The search for lost history behind colorful, crumbling facades

For armchair travelers and casual tourists, Old Havana is the epitome of picturesque decadence--salsa rhythms, decaying mansions, and 1950s Chevrolets--but beneath the city's peeling layers of faded tropi-color paint lie the material strata of 500 remarkable years. Blessed with an exquisite natural harbor, Old Havana was the center of Spain's colonial commerce, an enviable position that invited piracy. French, Dutch, and English corsairs sacked it repeatedly, and great stone forts were built in response. Then the buccaneers discovered Cuban tobacco. Waves of demand washed across Europe, opening up a world of profitable markets. Such exchange violated Spain's official monopoly in the colonies, but the Crown eventually caved in, adopting free trade policies in the 1770s that brought the economy in line with the realities of the Enlightenment. Slaves poured into Cuba, and tobacco and sugar flowed out. Havana, a thatched hut village in the sixteenth century, became an international city. Streets were paved and lined with the kinds of enduring architecture that became possible when defense was no longer the primary concern--churches, convents, civic buildings, and lavish new merchants' quarters.

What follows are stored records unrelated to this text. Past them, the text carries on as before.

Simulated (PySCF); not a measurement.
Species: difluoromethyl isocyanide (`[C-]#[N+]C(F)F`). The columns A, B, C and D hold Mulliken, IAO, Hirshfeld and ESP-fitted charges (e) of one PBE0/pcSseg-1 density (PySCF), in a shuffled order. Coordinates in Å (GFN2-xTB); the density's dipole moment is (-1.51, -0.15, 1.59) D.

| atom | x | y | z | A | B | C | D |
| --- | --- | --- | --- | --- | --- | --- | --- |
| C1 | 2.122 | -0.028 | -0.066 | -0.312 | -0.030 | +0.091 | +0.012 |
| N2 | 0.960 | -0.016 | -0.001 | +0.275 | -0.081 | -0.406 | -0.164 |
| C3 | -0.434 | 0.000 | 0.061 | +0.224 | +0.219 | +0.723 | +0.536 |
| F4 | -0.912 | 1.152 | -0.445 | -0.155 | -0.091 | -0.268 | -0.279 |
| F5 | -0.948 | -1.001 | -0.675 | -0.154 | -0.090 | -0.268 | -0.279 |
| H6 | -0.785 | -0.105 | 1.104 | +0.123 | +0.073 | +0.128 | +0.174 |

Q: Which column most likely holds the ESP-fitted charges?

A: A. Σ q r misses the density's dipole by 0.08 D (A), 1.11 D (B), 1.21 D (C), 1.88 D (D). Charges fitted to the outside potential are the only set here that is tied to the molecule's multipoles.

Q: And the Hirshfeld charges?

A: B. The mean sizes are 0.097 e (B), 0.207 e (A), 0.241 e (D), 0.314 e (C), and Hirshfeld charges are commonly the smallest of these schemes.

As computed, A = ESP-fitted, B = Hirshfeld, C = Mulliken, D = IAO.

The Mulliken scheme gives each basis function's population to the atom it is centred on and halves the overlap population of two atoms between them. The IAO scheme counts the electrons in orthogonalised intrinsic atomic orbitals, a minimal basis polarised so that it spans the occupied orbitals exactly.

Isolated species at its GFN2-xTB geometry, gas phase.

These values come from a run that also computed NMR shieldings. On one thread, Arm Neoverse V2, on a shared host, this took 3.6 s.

The twentieth-century metropolis outgrew the ring of colonial forts, but the city within the walls retained most of its nineteenth-century personality. Historical archaeologists have worked here in the city's heart since the 1960s, but when Old Havana was declared a UNESCO World Heritage site in 1982, a formal program was begun under the direction of city historian Eusebio Leal Spengler. A dynamic, accessible man who likes to stroll the old streets, Leal created an innovative city plan around twin high-priority goals: restoration and community revitalization. The project's basic support comes from Habaguanex, a government-run company created during the post-Soviet economic crisis of the early 1990s to funnel foreign investments into the development of infrastructure for tourism. Some of the renovated buildings became restaurants, hotels, or museums--and visitor-generated revenues now flow back into the plan.

Since 1982, more than 90 civil, religious, military, and domestic structures have been restored. It takes a lot of specialists to run this show, including historians, conservators, architects, geologists, and, of course, archaeologists. "Archaeology is essential," says Leal. "Sometimes its results add detail to sparse historical documents. Other times, excavation uncovers vestiges of the past that were totally lost. Archaeology often corrects history, and it determines how we decide to restore a building--whether we choose to emphasize its earliest component or a later aspect of greater importance."

Headquarters for the archaeological division of the project is the Gabinete, a two-story, tile-roofed, balconied structure with Moorish flourishes, that houses the city's Department of Archaeology. I first visited the Gabinete in 1998, on a mission to compare Spanish-era ceramics stored there with those common in Yucatán, Mexico, where I've done extensive archaeological fieldwork. Since then I've returned several times. On every trip I find my Cuban colleagues plugging away at a full slate of major projects. Last August, on a steamy, storm-tinged morning, I stopped by the Gabinete to get an update.

Susan Kepecs is a Maya archaeologist as well as a freelance writer, editor, and photographer. She is an honorary fellow of the department of anthropology, University of Wisconsin-Madison.

* The Havana City Historian's Office has a Spanish-language website, www.ohch.cu, which showcases restoration efforts in Old Havana.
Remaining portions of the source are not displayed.